Original array[36] ('left_eye') → swapped to array[45] ('right_eye')
Original array[45] ('right_eye') → swapped to array[36] ('left_eye')
Now 'left_eye' label points to the person's anatomical left eye in flipped image!

  ✓ Labels are anatomically correct for the flipped person!
======================================================================

Key Insight:

Labels are from the person's perspective (their left/right, not viewer's):

Original: left_eye (label #36) = person's left eye → appears on RIGHT side for viewer
After standard flip: Image is mirrored, so the person's left eye is now on the LEFT side for viewer

Without label_mapping ❌:

Coordinates flip, but labels stay the same
Label #36 (left_eye) is now on the LEFT side for viewer
Problem: That physical eye is now the person's RIGHT eye in the flipped image, but still labeled as "left_eye"!

With label_mapping ✅:

Coordinates flip AND labels swap: 36 ↔ 45
After flip, what's on the LEFT for viewer gets label #45 (right_eye) - anatomically correct!
After flip, what's on the RIGHT for viewer gets label #36 (left_eye) - anatomically correct!
Correct: Labels match the anatomy of the person in the flipped image!

Why this matters: Think of the flipped image as a different person. Their left eye should be labeled "left_eye", not based on where it was before flipping, but based on the anatomy in the final image.

🔑 Using the Mapping in Your Pipeline 🔗

The FACE_68_HFLIP_MAPPING dictionary is already defined above. Now we'll use it in our augmentation pipelines!

🎨 Augmentation Pipelines 🔗

We'll define two augmentation strategies:

Minimal: Just HorizontalFlip with label_mapping (demonstrates the core feature!)
Medium: Full augmentation pipeline (HFlip + dropout + affine + color + compression + blur + noise)

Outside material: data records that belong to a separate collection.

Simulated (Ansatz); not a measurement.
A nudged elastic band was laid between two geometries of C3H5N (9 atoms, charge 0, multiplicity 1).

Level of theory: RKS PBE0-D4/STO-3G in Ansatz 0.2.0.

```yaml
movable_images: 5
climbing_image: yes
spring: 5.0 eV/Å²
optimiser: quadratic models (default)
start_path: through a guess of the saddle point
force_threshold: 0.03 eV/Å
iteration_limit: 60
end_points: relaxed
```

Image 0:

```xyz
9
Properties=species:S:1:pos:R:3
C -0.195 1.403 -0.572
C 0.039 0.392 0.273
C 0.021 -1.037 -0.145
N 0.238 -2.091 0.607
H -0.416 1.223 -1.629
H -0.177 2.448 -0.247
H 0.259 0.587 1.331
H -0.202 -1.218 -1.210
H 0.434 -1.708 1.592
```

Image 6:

def get_train_transforms(image_size=256, aug_type="medium"):
    """Get training augmentation pipeline."""
    # area_for_downscale="image": uses cv2.INTER_AREA for downscaling, cv2.INTER_CUBIC otherwise (reduces artifacts)
    base = [A.Resize(image_size, image_size, interpolation=cv2.INTER_CUBIC, area_for_downscale="image")]
    
    if aug_type == "minimal":
        # Minimal: HorizontalFlip with label swapping (demonstrates the key feature!)
        augs = [
            A.HorizontalFlip(p=0.5),
        ]
        label_mapping = {
            'HorizontalFlip': {
                'keypoint_labels': FACE_68_HFLIP_MAPPING
            }
        }
    
    elif aug_type == "medium":
        # Balanced augmentations with keypoint label swapping
        augs = [
            # Basic geometric (with label swapping for symmetric keypoints!)
            A.HorizontalFlip(p=0.5),
            
            # Dropout/Occlusion (HIGH IMPACT - teaches robustness to occlusions)
            A.CoarseDropout(
                num_holes_range=(1, 5),
                hole_height_range=(0.05, 0.15),  # 5-15% of image size
                hole_width_range=(0.05, 0.15),
                fill=0,
                p=0.3
            ),
            
            # Affine transformations
            A.Affine(
                scale=(0.8, 1.2),
                rotate=(-20, 20),
                keep_ratio=True,
                p=0.7
            ),
            
            # Color augmentations (realistic lighting conditions)
            A.OneOf([
                A.ColorJitter(brightness=0.2, contrast=0.2, saturation=0.2, hue=0.1, p=1.0),
                A.PlanckianJitter(mode='blackbody', p=1.0),  # Realistic temperature shifts
            ], p=0.5),
            
            # Image quality degradation (JPEG compression)
            A.ImageCompression(quality_range=(50, 95), compression_type='jpeg', p=0.3),
            
            # Blur and noise (camera effects)
            A.GaussNoise(std_range=(0.02, 0.1), p=0.3),
            A.OneOf([
                A.Blur(blur_limit=3, p=1.0),
                A.MedianBlur(blur_limit=3, p=1.0),
            ], p=0.2),
        ]
        label_mapping = {
            'HorizontalFlip': {
                'keypoint_labels': FACE_68_HFLIP_MAPPING
            }
        }
    else:
        raise ValueError(f"Unknown aug_type: {aug_type}")
    
    # Normalization and tensor conversion (always applied)
    post = [
        A.Normalize(mean=[0.485, 0.456, 0.406], std=[0.229, 0.224, 0.225]),
        A.ToTensorV2(),
    ]
    
    return A.Compose(
        base + augs + post,
        keypoint_params=A.KeypointParams(
            format='xy',
            label_fields=['keypoint_labels'] if label_mapping else None,
            remove_invisible=False,
            label_mapping=label_mapping
        ),
        strict=True,
        seed=SEED
    )


def get_val_transforms(image_size=256):
    """Validation transforms (no augmentation)."""
    return A.Compose([
        A.Resize(image_size, image_size, interpolation=cv2.INTER_CUBIC, area_for_downscale="image"),
        A.Normalize(mean=[0.485, 0.456, 0.406], std=[0.229, 0.224, 0.225]),
        A.ToTensorV2(),
    ], keypoint_params=A.KeypointParams(
        format='xy',
        label_fields=['keypoint_labels'],
        remove_invisible=False,
        label_mapping={}  # Empty mapping to suppress warning (no label swapping in validation)
    ), strict=True, seed=SEED)

👁️ Visualize Augmentations 🔗

Let's see how minimal vs medium augmentations look on real faces!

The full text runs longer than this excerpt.